What’s under the hood? 5 keys to a CX engine that creates raving fans.
As a teenager, one group of my friends were into “muscle cars.” They would often compare engines between their Firebirds, Cameros, and Chargers. Every year, millions of car enthusiasts travel thousands of miles to stroll past rows of open hoods, each featuring engines shinier and more pristine than the next. Owners stand next to their craftsmanship with pride, anxiously waiting to tell their story to the next passerby. The hoods are open because the engine is usually the star of their show.
(Full disclosure: I only open the hood to my car if the light says I need wiper fluid. Even then, if there’s no rain or snow in the forecast I might wait until my next trip to Jiffy Lube.)

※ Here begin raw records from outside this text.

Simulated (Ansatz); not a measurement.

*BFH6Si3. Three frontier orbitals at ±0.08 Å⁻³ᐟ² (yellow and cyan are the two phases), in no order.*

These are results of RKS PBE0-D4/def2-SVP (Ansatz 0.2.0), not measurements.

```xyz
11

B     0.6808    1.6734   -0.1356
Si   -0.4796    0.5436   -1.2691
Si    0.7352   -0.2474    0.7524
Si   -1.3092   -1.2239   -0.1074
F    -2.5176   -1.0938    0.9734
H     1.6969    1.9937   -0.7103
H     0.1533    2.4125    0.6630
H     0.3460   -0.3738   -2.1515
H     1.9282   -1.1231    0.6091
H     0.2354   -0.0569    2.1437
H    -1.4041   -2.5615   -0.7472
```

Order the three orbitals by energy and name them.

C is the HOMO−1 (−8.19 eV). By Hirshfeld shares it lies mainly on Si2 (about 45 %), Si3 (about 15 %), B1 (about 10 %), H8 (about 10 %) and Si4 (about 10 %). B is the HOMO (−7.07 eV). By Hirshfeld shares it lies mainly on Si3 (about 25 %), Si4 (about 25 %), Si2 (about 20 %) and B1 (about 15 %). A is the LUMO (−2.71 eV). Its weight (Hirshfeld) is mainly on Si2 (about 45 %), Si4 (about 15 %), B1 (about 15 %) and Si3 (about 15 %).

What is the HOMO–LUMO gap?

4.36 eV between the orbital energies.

Engines and Customer Experience?
When you think about the brands that differentiate themselves based on the experience they deliver (which come to mind for you - Chick-Fil-A, Amazon, Apple?), one thing you will find they all have in common - they all have 'CX engines.'
What’s a CX engine?
As a customer experience practitioner for more than a decade, I learned a lot of things the hard way. Initially, my focus was on establishing the core CX competencies that were modeled after world class businesses. The competencies (such as customer listening paths, metrics and measures) were akin to parts of an engine. One by one, we built out the competencies and what I discovered later on was that the goal wasn’t to accumulate the best parts, but to create a high performing engine. All parts of the engine work seamlessly together to bring great joy to its owner, time after time.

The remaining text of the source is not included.